The first capital of modern
Greece,
Nafplio (
Nafplion), is tucked away at the end of the Argolida bay and is one of the country's most beautiful towns and major tourism magnets. Nafplio was the harbor of the major Mycenaean city-state of Argos from the 7th century BC on, and it became an important military and commercial harbor during the Venetian rule of the
Peloponese, after 1204 AD. The Venetians, led by Governor Morosini of
Crete, built Palamidi, the castle above the town, and Bourtzi, the small garrison tower in the middle of the harbor, and made
Nafplio the capital of the whole
Peloponese.
Nafplio was the hub of administrative activity of the revolutionary forces during
Greece's 1821 War of Independence. The neighboring cities of, first, ancient Epidavros and Astron Kynourias were the venues of
Greece's first constitutional convention, in the second half of 1821, in the first year of the revolution.

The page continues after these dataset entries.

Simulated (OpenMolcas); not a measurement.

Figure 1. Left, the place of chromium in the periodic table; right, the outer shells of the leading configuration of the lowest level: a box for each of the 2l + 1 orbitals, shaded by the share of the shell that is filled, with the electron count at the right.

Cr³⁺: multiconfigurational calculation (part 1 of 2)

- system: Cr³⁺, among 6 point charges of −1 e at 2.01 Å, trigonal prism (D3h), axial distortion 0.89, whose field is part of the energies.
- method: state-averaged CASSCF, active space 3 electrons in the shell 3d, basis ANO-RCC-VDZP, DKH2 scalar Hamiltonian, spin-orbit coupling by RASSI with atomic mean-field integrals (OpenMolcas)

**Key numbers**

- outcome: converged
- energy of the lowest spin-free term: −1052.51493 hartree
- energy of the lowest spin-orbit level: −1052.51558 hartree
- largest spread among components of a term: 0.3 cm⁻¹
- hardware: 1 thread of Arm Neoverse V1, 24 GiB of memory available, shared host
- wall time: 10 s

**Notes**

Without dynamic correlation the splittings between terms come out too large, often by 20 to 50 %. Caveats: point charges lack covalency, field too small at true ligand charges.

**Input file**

After the country's independence was formally established with the 1830 Treaty of
London, Nafplio became
Greece's first capital. Governor Ioannis Kapodistrias, the Corfiot-born Minister of Foreign Affairs of the Russian Empire landed here on 7 January 1828 as sovereign
Greece's first ruler. His government did not last long. About four years later he was assassinated by southern
Peloponnese warlords as he was entering the church of Agios Spyridon, on today's Kapodistria Street, for Sunday mass. The assassins, captured and executed, had land and power disputes with the government.